Several distinct types of habitat are found here in the Everglades. Each type of Everglades community is distinguished by how it was formed and what kinds of plants and animals are found in it.
A slough, spelled S-L-O-U-G-H, is the type of habitat with probably the funniest name. A slough is a stream of slow-moving water. It is the wettest part of the refuge where water occurs throughout the year— during most years. The plant community here is dominated by water-lilies, spatterdock, and bladderworts. Look in the deeper areas for the yellow flower of the spadderdock, a flower that never opens. You may see a colorful purple gallinule walking on lily pads, enjoying a tasty spatterdock meal.
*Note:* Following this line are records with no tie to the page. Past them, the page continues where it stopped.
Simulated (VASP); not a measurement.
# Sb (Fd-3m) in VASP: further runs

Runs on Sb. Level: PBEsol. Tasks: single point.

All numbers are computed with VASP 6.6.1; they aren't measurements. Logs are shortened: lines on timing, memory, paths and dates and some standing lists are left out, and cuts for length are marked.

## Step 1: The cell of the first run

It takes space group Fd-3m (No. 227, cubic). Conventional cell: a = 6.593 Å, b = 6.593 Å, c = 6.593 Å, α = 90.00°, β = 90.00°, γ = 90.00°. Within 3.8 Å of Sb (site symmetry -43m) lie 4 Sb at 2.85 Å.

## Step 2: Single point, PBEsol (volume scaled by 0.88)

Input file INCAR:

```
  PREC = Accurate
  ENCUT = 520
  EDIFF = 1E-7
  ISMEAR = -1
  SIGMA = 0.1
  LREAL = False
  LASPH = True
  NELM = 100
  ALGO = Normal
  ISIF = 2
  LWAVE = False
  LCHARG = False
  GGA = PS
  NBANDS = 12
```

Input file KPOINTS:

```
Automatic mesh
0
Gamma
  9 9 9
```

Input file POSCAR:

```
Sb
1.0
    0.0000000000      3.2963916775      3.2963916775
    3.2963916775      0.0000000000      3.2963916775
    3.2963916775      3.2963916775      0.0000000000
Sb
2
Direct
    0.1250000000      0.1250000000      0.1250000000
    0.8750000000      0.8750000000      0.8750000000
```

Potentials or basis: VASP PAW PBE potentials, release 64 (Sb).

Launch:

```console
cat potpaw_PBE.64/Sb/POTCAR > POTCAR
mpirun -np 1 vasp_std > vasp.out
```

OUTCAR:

Sawgrass is another dominant community. Marjorie Stoneman Douglas famously called the Everglades, “The River of Grass,” because of the sawgrass that grows in the shallow water.
An interesting fact is that technically this plant is not a grass but a sedge. Sedges and a grasses are from different plant families. Deer will occasionally forage on young sawgrass, even though its sharp, saw-toothed edges will cut you badly, if you rub against them the wrong way. In areas where wax myrtle and dahoon holly mix heavily with sawgrass, together they can form thickets, called, “hell's nests.” The wet prairie is the largest or most prevalent vegetative community over much of the central and eastern portions of the Refuge. The plants you will find here are low emergent plants, plants that have specially adapted to shallow water. These include various types of beakrush, spikerush, duck potato and the beautiful purple blossoms of the pickerel weed. Tree islands form when a mass of peat under the water breaks loose and floats or “pops-up,” to the top of the water. The peat is composed of marsh plants that have broken down into a new kind of soil. The white water lily is the main source of this peat. It is called, “Loxahatchee Peat.” Eventually, new plants begin to grow on these “pop-up” islands— which can be a few feet to acres in size. Tree Islands provide dry ground for wildlife. The centers and north ends of the small islands have the highest ground; which can be three or four feet higher than the rest of the surrounding community. You will find wax myrtle, dahoon holly, and coco-plum growing on these islands. While these plant communities appear to be separate, they all exist quite near to each other. It is rather like neighborhoods of a town. Just as the people living in their individual neighborhoods need clean air and water to survive; so do the plant and animal communities of the Everglades. How the water flows through these communities and this Refuge, in particular, is important to the life of the entire Everglades system.